LOAs exist between ATC facilities and commercial space launch/reentry site, launch, and/or reentry operations proponents. FAA Order JO 7400.2, Procedures for Handling Airspace Matters contains responsibilities and procedures for Commercial Space operations. The following lists the roles and responsibilities of organizations and individuals involved in the commercial space LOA process:

  1. The respective ATO Service Center OSG will serve as facilitator of the LOA development.
  2. ATO Service Center OSG will coordinate with the appropriate Service Area, ATO Space Operations, the Office of Commercial Space Transportation (AST), the Office of Airports, and other offices having responsibilities in accordance with the operation.
  3. Each LOA must include, but is not limited to:
  1. Names and contact information for all parties involved.
  2. For launch/reentry operation LOAs: Description of operation to include vehicle type and characteristics; anticipated frequency of operations; and requested airspace, altitude, vehicle positioning data transmittal, and Aircraft Hazard Area (AHA) information.
  3. For launch/reentry site LOAs: Brief description of the launch/reentry site, types of anticipated operations, and anticipated frequency of proposed operations.
  4. Operating procedures to include communications, real-time coordination, NOTAM content issuance, contingency, and emergency.
  1. ANNUAL REVIEW/REVISIONS
  1. Review LOAs at least annually and update as necessary. Examine current LOAs for practices and/or procedures that are no longer required. Reviewing includes both content and relevance that achieve full operational efficiency and customer flexibility. Review and, if necessary, update LOAs when new/revised instrument flight procedures are published or national procedures are implemented or changed.

NOTE-

Information related to subscribing for alerts regarding upcoming changes to instrument flight procedures is available at the Instrument Flight Procedures Information Gateway: https://www.faa.gov/air_traffic/flight_info/aeronav/procedures/.

REFERENCE-

FAA Order JO 7210.3, Para 2-1-2, Facility Standard Operating Procedures Directive.
FAA Order JO 7210.3, Para 2-1-6, Checking Accuracy of Published Data.
FAA Order JO 7210.3, Para 4-3-3, Developing LOA.

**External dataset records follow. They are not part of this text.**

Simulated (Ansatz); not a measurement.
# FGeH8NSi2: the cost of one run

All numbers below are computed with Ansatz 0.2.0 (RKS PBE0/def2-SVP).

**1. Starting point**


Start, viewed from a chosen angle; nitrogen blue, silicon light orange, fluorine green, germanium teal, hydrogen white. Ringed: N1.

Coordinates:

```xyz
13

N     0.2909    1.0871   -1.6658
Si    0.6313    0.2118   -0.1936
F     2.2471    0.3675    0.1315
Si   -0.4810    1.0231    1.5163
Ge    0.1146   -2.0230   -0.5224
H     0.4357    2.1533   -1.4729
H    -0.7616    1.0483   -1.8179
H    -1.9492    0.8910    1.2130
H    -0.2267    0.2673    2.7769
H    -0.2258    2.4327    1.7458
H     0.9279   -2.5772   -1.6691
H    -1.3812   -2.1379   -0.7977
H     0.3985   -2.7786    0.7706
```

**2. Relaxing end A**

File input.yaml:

  1. Process revisions to LOAs and attachments or supplements thereto as page replacements. Mark the revisions as follows:
  1. Place an asterisk or vertical line to the left of each new or revised paragraph or section to signify new material.
  2. Identify page revisions by the “REV” number, e.g., “REV 1,” and the effective date in the lower right hand corner of each revised page.
  1. Coordinate revisions to a LOA in the same manner and degree as for the original LOA.
  1. CANCELLATION

After appropriate coordination with LOA signatories and the Service Area, cancel any agreement which is no longer applicable. Ensure that the FDR is updated.

FIG 4-3-1

Format for a Control Facility/FSS Letter of Agreement

A graphic depicting an example of the format used for a Control Facility/FSS Letter of Agreement.

FIG 4-3-2

Format for an ARTCC/Air Division Letter of Agreement

A graphic depicting an example of the format used for a ARTCC/Air Division Letter of Agreement.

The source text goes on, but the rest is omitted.